Hey guys i have just finished reading a few of Steve’s Books. In ‘0-130 Properties’ there is a section called the 1% rule. This rule is just a good place to define if a property should be further investigated as a +CF property.
That’s the correct way to apply the formula, and satisfies Steve’s rule for CF+
However, the property is a semi which I wouldn’t buy because
a) Lower quality tenants usually apply for them
b) You have no control over what happens to the adjoined semi. If it burns down or gets an unsavoury tenant then that’s going to impact on you as well.
I’ve found Salisbury North to be a decent enough area for CF+ though.
Numbers are fairly accurate, you would want to be estimating at a higher interest rate considering the current rock bottom rates aren’t indicative of long term averages.
In reality I wouldn’t be bothered with an ex-HT in Salisbury North, you’re looking at the bottom of the barrel for tenants in the area, whereas for a marginal amount more you can buy a fully detached property at a similar or even higher yield.
Thanks a ton for the advice lads.
To be honest i have not even got my deposit ready yet but im just trying to implement my learning to real life properties. As i have read, looking on the net is an inefficient way to find IPs but its the only resource available. I didnt know about the problems with semi detached and also was unaware it was an ex housing trust.

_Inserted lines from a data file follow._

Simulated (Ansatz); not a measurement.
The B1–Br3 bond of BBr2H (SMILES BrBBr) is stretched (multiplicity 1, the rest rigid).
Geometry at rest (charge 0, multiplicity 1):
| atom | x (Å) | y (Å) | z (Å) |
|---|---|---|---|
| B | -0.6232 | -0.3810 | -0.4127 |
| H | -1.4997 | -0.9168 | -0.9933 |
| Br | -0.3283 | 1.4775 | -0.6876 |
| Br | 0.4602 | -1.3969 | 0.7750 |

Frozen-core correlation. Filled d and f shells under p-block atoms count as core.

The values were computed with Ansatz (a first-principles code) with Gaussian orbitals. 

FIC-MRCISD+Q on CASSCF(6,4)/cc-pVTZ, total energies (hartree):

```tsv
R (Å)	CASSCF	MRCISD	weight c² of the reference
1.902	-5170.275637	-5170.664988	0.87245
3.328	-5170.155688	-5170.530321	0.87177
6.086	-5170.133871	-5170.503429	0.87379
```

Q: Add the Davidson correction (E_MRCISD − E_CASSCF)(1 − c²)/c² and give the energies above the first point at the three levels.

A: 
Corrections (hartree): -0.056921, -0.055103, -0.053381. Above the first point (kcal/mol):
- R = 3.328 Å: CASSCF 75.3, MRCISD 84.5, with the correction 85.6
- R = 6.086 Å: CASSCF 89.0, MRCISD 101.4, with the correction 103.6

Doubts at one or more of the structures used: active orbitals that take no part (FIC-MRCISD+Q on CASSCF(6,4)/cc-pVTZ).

Using Steves rule the following is my 3rd property with this rule 8.4% and each has been getting better returns .. but the trick is in the research finding properties which are straight away returning $$$ .. I don’t see any point in putting my money into subsidising someone else’s rent
$220/w x 52 = $11440
$11440 / $135000 x 100 = 8.4%
4.5% interest plus 1% = 5.5%
the other two properties return 7.6% and 8.2% all bought this year
JohnnyK
If the deal sounds to good to be true ... dont worry it will be ...lol ...
Using Steves rule the following is my 3rd property with this rule 8.4% and each has been getting better returns .. but the trick is in the research finding properties which are straight away returning $$$ .. I don’t see any point in putting my money into subsidising someone else’s rent
$220/w x 52 = $11440$11440 / $135000 x 100 = 8.4%4.5% interest plus 1% = 5.5%
the other two properties return 7.6% and 8.2% all bought this year
I have a property in NZ – Invercargill. Not the best capital gains however certainly PC property.
I have 1 Block remaining as recently sold the neighbouring block. (releasing equity for a new adventure)
Selling Block of Flats – (1 block with 3 dwellings. 2 storey, and massive).
Purchase Price: $250,000 (NZ)
Rental Income: $485 per week
Interest Rate: 4.49% (anz) – Principle + Interest
Term: 30 Years
Repayments: $292 weekly
Net: $193 PC per week
This is a genuine offer. No gotchas’s or catch’s with this one.
AU to NZ exchange rate is excellent at the moment and there is no capital gains tax or stamp duty.
Hopefully this plug will attract some people.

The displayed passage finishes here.